Data Engineer (1397) | Augusta, 30905, Augusta, GA, US
Summary:
The Data Engineer is part of a skilled IT team that will work independently and/or collectively with other engineers to identify and test potential enhancements and resolve technical issues with the rapid scaling of an intelligence application.
Duties and Responsibilities:
- Data Engineering:
- Collaboratively develop and implement custom-developed ETL scripts; and support software products as needed.
- Ensure data quality, consistency, and integrity throughout the pipeline.
- Create, monitor, and adjust data ingestion flows.
- Process raw data by transforming it into a usable form (ETL).
- Rapidly create data pipelines to support training exercise with little prior notification to connect fielded systems to cloud-based infrastructure as well as other fielded systems.
- Develop for and work with the ZIngest system, an ingestion system developed by Zapata Technology.
- Systems Administration:
- Database management, data management, and fixing issues that arise.
- Perform basic SysAdmin tasks, including the installation of peripheral software and software updates.
- Software Engineering:
- Implement rapid features and API capabilities to meet evolving customer needs for data access and dissemination.
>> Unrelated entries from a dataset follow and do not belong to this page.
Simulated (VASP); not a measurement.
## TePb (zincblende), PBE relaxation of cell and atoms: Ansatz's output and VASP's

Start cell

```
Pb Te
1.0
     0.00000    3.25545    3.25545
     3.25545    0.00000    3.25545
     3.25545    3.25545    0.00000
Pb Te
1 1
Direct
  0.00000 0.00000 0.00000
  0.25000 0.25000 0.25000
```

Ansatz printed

- Interface with the customer(s) to create ingestion feeds for unique systems with ability to implement solutions with few prior known details/documentations about said systems.
- Use source-code control to track and protect changes to the code baseline.
- Infrastructure Management:
- Manage containerization efforts (Docker, Podman) and orchestration.
- Upgrade and migrate applications to containers to allow the required scalability and move legacy monolith applications to a microservices type environment.
- Document Infrastructure administration, tear down, and creation.
- Automation and Security:
- Implement Infrastructure as Code (IaC) using Puppet, Ansible or similar technology to meet security mandated change management guidelines.
- Ensure application and database compliance with DISA and GISA standards and regulations.
- Document API endpoints using OpenAPI documentation standards.
- Work with Cyber-Security personnel to document security vulnerabilities and any mitigations to reduce risks that cannot be removed.
Required Qualifications:
- Knowledge of JavaScript frameworks and API development.
- Knowledge of Agile programming and development concepts including Jira or similar.
- Knowledge of DevSecOps processes including Infrastructure as Code using Puppet, Ansible, etc.
- Knowledge of containerization and container orchestration including networking using Docker, Podman, or Kubernetes. management development.
- Ability to look at the big picture while evaluating software requests in order to determine where existing requirements intersect or can be used in conjunction with new products as needed.
- Interpret specifications, troubleshoot, and define needed software solutions.
- Detail-oriented and organized; able to understand information systems and ensure accuracy of work.
- A solid understanding of and experience in NiFi data flow, from configuration to creating new flows and making new processors.
- Linux System administration knowledge: know the Linux command line, service management, software configuration concepts in lieu of virtual machine constraints.
- Ability to work with the customer(s) to find out specifications and formats for the data.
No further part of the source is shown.